Movin' and Groovin' SegBot (UIUC ME 461)

The goal for this project was to get the SegBot to “dance” back and forth to the beat of a song. I thought this would be a cool project because sensing and responding to audio is a key part of making robots feel more alive. This is especially useful in the focus of improving human-robot interactions.

The SegBot consists of a custom PCB board (designed by Dr. Dan Block) and a TMS320F28379D Launchpad from Texas Instruments. Two motors are attached to the board, and ePWM6 (Enhanced Pulse Width Modulator peripheral #6) on the Launchpad is linked to the motors to control the rate at which they spin. Wheels are attached to the motors so the SegBot can move around, and the SWI_ISR function in the code programs the SegBot so it can balance on two wheels.

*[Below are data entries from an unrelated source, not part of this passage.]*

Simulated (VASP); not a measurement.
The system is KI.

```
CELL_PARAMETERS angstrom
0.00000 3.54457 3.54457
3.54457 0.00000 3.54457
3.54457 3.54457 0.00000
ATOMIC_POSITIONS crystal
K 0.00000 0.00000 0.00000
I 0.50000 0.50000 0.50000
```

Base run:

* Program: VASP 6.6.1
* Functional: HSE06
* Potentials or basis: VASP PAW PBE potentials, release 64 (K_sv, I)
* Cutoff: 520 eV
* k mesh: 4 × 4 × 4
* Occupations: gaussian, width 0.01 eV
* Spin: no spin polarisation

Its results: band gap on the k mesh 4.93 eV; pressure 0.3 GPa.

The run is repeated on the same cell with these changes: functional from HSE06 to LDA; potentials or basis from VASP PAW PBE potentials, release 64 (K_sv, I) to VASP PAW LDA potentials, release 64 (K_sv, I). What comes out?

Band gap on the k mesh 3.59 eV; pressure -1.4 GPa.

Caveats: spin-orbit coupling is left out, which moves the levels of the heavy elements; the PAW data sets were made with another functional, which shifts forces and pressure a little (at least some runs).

To make the SegBot dance, the microphone on the board was connected with ePWM4 and ADC-B (Analog-to-Digital Converter B) on the Launchpad to receive sound. The microphone, Launchpad, and wiring to connect the two can be seen in the video below:

Getting the SegBot to balance on its wheels was done prior to the rest of the work on this project. For the SegBot to balance, the ADC-A interrupt function and SPI are used to transmit and receive three accelerometer readings and three gyrometer readings. The SPIB interrupt function reads these values and controls the motor angles. Additionally, a Kalman filter was applied to increase accelerometer accuracy and create a responsive tilt measurement that does not drift.

As mentioned before, the microphone was set up using ePWM4 and ADC-B of the Launchpad. The ePWM4 peripheral runs simultaneously with the peripherals used to balance the SegBot and drive the motors. In volts, the microphone outputs values in a range of 0.5 to 2.5 V.

Next, a beat detection algorithm needed to be implemented into the code. The algorithm used is based on the first algorithm mentioned in the link below (designed by Marco Ziccardi):

https://mziccard.me/2015/05/28/beats-detection-algorithms-1/

First, ePWM4 was set up with a TBPRD value of 5000, meaning sampling would occur every 0.1 milliseconds (10 kHz). Each time sampling takes place, the instant energy that the microphone detects is calculated. This value is the ADC audio detection reading (in volts) squared, based on the formula below. It should be noted that this formula is intended for stereo songs, but there is only one reading squared for this project since the microphone has one speaker.

Instant energy was then summed up for 232 samples in a row. This total sum after 232 samples is inserted into a 43-element array (as 232*43 is approximately equal to the sampling frequency of 10 kHz). Every 232 readings, the elements in the array are added together and divided by 43 (the size of the array). This yields a value for the average energy reading every 23.2 milliseconds.

To detect a beat, the microphone needs to detect average energy values that are above a certain threshold. This threshold was determined by plugging the average energy values into an array and plotting them in Code Composer Studio. Based on these graphs, it was decided that a beat would be found if the average energy value were greater than 10.0. Amplitudes for average energy can be seen in the following plots:

Finally, the SegBot was commanded to move every time a beat is detected. This was done using the "turnref" variable that indicates the angle the SegBot is at from its initial position. This variable was incremented positively for an even-numbered beat and negatively for an odd-numbered beat. Additionally, a "beat delay" of 500 milliseconds was implemented using the Launchpad's CPU Timer 0. This was done to prevent the SegBot from dancing back and forth too quickly if extra noise is picked up by the microphone.

Demo videos of the SegBot dancing to a beat can be seen below. The SegBot rotates more each dance move in the first video since turnref was incremented by 10, while it was incremented by 5 in the second video.

The time for the "beat delay" may need to be adjusted for different songs. Although 500 milliseconds seemed to work for a variety of songs tested, this value may need to be increased for slower songs and decreased for faster songs to avoid beat skipping. Similarly, the average energy threshold can be adjusted based on how heavy the beat of a given song is. Further testing can be performed with the code to yield results with even higher accuracy.